The Cambridge History of English and American Literature in 18 Volumes (1907–21). rn VOLUME XVII. Later National Literature, Part II.

XVIII. The Drama, 1860–1918

§ 17. Clyde Fitch

He has not the distinct literary flavour of Clyde Fitch; his stories are not so warmly human, his characters not so finished. Fitch (1865–1909) was as independent of the manager as Thomas, but he nearly always constructed his plays with a “star” in mind. He helped to increase the popularity of Julia Marlowe with Barbara Frietchie (24 October, 1899), Nat Goodwin with Nathan Hale (2 January, 1899), Mansfield with Beau Brummell (17 May, 1890), Maxine Elliott with Her Great Match(4 September, 1905), and Clara Bloodgood with The Truth (7 January, 1907) and The Girl with the Green Eyes (25 December, 1902). That is the superficial classification of Fitch. But there was a deeper sensitiveness and feeling in what he wrote. His appreciation of small details was a constant source of entertainment in his dramas; they rushed upon us with brilliant and rapid succession. To see a Fitch play was to become impressed with his facility in dialogue and ease of invention. But the fact is, Fitch’s pen moved rapidly merely because he had pondered the plot, incident, and actual dialogue long before the transcribing began. And when he did write, it was a process of setting down from memory. For three years he studied over the psychology and situation of what he called his “jealousy” play, before he began The Girl with the Green Eyes.

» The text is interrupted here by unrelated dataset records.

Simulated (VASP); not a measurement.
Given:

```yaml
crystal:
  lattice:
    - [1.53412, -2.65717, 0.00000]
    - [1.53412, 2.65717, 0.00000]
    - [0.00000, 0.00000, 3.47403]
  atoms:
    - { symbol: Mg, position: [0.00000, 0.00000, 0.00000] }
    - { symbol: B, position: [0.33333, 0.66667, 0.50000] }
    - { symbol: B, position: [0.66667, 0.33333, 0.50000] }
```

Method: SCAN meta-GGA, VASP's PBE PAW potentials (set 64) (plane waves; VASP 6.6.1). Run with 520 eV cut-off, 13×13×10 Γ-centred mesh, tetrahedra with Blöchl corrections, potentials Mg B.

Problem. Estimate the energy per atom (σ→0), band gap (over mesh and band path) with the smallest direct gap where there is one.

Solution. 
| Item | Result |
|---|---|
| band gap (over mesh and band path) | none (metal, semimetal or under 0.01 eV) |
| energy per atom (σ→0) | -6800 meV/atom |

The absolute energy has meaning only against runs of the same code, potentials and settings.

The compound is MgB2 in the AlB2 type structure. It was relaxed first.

Fitch, like Thomas, could do work for the commercial manager; and soon they both gained positions of confidence which allowed them to lead rather than be led. The mere fact that their dramas are readable measures something of their literary value. Thomas has always shown the limitation of not too clear thinking; Fitch often obtruded his smartness in places where sound characterization was needed. One noted this in a favourite piece of his, A Happy Marriage (12 April, 1909). But those who regarded Fitch’s contribution to American drama as largely picturesque sentimentality, as in Lovers’ Lane (6 February, 1901), The Stubbornness of Geraldine (3 November, 1902), and Granny (24 October, 1904); those who depreciate him by saying he spent his time flippantly in converting German farce to American taste, as in The Blue Mouse (30 November, 1908), should recall two of his dramas which compare favourably with the best of modern psychological pieces—The Truth and The Girl with the Green Eyes. He tried every form of comedy and farce; and while many of his stories, as plots, were slight and unworthy of him, he brought to the task always a radiant spirit which gave his dramas a distinctive tone. He could write melodrama too; The Woman in the Case (30 January, 1905) won recognition on the Continent. He could, through sheer strength of situation and fearlessness of attack, create something of the tragic, as in The City (22 December, 1909), written largely to refute the charge that he was solely a dramatist of the feminine. There was some of the bric-à-brac quality about Fitch. He caught the volatile in American life,—more especially in New York life,—and it is this quality which keeps so many of his plays still alive and fresh.